Writing is something that many people struggle with. But if you learn the right skills, writing is actually very formulaic. If you are interested in improving the structure and quality of your writing, then this is the course for you. We will apply these techniques to cover historical events, current world news, and even anything of the students’ choice. We will go through the basic structure of analytical essays and paragraphs, teach you how to write at a level that will impress your high school teachers, and shed light on various techniques and questions you can ask yourself when at a loss for what to say.
Why does the Mona Lisa smile like that? Was Vincent Van Gogh a genius, or just crazy? Can a blank sheet of paper be art? In this course, we will tackle all these questions and more. This class is a tour of every artistic breakthrough from a hundred years ago to today, from Pablo Picasso’s crazy Cubist portraits to Andy Warhol’s Pop Art soup cans. Along the way, this class will take you through all the major art movements from Post Impressionism (back when art was a painting of apples and oranges) all the way to the Conceptual Art of today (when a t-shirt with a slogan can be part of a museum exhibition). This course will offer students a comprehensive review of art history up to the modern era. No prior knowledge is required! The only course requisites are an open mind and a keen eye.
If you’re interested in getting out of the normal world for a bit and escaping into somewhere a little more interesting, join the YPP book club! Students will take a poll to decide which novel the group ends up reading, choosing from a pool that includes The One and Only Ivan, Life of Pi, and Gone for middle schoolers and Hatchet, Wonder, and Charlotte's Web for elementary schoolers. This is, of course, not a final list and you are welcome to submit your own recommendations before the poll. Classes themselves will be mostly discussion-based, while the instructor (Nolan) will be present to guide the conversation, the majority of thoughts and opinions will ideally be from the students themselves. Nolan can talk for hours about every one of these but he wants to hear what you think.
Curious about war and its impact on human history? You’ve come to the right class. In The History of War, students will discuss how and why wars begin, how war has evolved over time, and ponder the ethics of war in today’s society. Furthermore, wars from different time periods of history will be analyzed, ranging from the conquering of China by the Mongols, to World War 1. Students should come away from this course with a greater understanding of the nuance of war and the influence war has had on human history. Due to the mature nature of certain content, students must be in the 5th grade or above.
Fundamentals of Philosophy is an introductory course designed to get students to think critically about the world. Thinkers and ideas that forged history will be broken down and explained, starting with Ancient Greek fundamentals to the Era of Enlightenment and to contemporary, postmodern theories. We will host discussions, debates, and Socratic seminars, in addition to recommended readings and videos. The course is primarily interest-based and will offer students the opportunity to research and explore the world for themselves.

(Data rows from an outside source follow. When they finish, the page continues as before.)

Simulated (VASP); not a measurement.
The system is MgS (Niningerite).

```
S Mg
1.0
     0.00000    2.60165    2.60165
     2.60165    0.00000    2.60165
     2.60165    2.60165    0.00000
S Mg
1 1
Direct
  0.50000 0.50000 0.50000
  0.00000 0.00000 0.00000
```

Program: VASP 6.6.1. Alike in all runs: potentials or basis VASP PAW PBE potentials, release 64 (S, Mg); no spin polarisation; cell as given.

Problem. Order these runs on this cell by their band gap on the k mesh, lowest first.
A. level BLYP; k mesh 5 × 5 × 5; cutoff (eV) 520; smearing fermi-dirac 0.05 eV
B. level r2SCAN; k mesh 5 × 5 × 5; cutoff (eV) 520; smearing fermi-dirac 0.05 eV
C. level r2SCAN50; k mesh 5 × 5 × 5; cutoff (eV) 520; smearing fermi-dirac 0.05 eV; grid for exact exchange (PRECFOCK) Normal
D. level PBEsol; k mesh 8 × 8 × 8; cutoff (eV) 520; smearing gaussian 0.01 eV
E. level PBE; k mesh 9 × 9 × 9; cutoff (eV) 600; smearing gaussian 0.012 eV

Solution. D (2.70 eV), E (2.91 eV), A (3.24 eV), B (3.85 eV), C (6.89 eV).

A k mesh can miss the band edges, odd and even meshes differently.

Although “public speaking” is a term that may frighten or disgust most middle-school and high-school students, speaking in front of a group of people is an essential skill for succeeding in secondary school and beyond. Even more importantly, public speaking can be deeply rewarding for both the speaker and his or her audience — effective oratory can allow the most touching, informative, or funny messages to achieve their desired effect. This introductory course will focus on the fundamentals of public speaking: vocal tone, hand gestures, body language, and more. Through practice speech exercises, video examples, and group drills, we will work towards the delivery of a five to seven minute speech about a topic of choice.